Flexibility in the deps #165

mjschock · 2021-07-07T17:04:49Z

This assumes the external library authors are using semver.

There's still #121 to address but this unblocks those of us that want to use a newer version of pyspark.

ConeyLiu · 2021-07-08T03:14:25Z

.github/workflows/raydp.yml

@@ -19,9 +19,9 @@ name: RayDP CI

 on:
  push:
-    branches: [ master ]
+    branches: [ main, master ]


It seems we don't have the main branch.

right, i added it b/c main is now the default branch rather than master. that way the workflow runs: https://github.com/mjschock/raydp/actions/runs/1007895832

ConeyLiu · 2021-07-08T03:15:30Z

python/setup.py

+        "psutil < 6.0.0",
+        "pyarrow >= 0.10, < 5.0.0",
+        "ray >= 1.4.0, < 2.0.0",
+        "pyspark >= 3.0.0, < 4.0.0",


Hi @kira-lin, does the raydp support spark 3.1.0?

it works fine when building with the older version in the pom.xml: #121 (comment). need to address that issue separately but this unblocks usage of 3.1.0 which is the minimum required for, e.g., delta-spark (https://pypi.org/project/delta-spark/), which i'd like to integrate

Well, if there are demand for spark 3.1, we should give it a try. @mjschock can you please also modify the dependencies in the raydp.yaml to see if it pass CI?
By the way, I actually have the patch to support spark 3.1, but we are in a discussion about whether we should add a shim layer for different spark versions.
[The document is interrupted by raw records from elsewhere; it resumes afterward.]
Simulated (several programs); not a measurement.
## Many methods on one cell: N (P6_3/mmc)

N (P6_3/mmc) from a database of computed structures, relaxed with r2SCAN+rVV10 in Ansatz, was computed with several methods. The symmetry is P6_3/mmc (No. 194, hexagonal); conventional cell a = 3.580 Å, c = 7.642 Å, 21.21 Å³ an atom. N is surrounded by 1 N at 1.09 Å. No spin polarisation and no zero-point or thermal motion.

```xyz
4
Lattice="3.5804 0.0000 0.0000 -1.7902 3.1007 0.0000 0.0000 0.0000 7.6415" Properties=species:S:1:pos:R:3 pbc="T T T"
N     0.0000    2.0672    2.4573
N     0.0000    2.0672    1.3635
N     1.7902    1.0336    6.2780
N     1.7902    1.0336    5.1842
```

@kira-lin i updated raydp.yml to use both pyspark 3.0.0 and 3.1.2 and they both pass

ConeyLiu · 2021-07-08T03:18:33Z

python/setup.py

-        "ray == 1.4.0",
-        "pyspark >= 3.0.0, < 3.1.0",
-        "netifaces"
+        "numpy < 2.0.0",


Hi @mjschock, I think the changes for pandas make sense. Why you change the others? They should be flexible already.

Actually, ray has some internal changes for different versions. So we have to specify the given version.

it's a preventative measure so i don't run into things like the pyspark versioning issue in the future. assuming other library authors play nice and abide by semver then patch and minor updates shouldn't break anything, only major. i can reduce the changes just to pyspark if desired but i wanted to be consistant

@mjschock , based on our previous experience, we usually need to make changes to support new Ray releases like 1.5. So we should probably keep ray == 1.4.0 otherwise things may break. For most other dependencies, my understanding is setting a minimal version or without setting anything should be fine. Can we just change pyspark and pandas for now to unblock your needs?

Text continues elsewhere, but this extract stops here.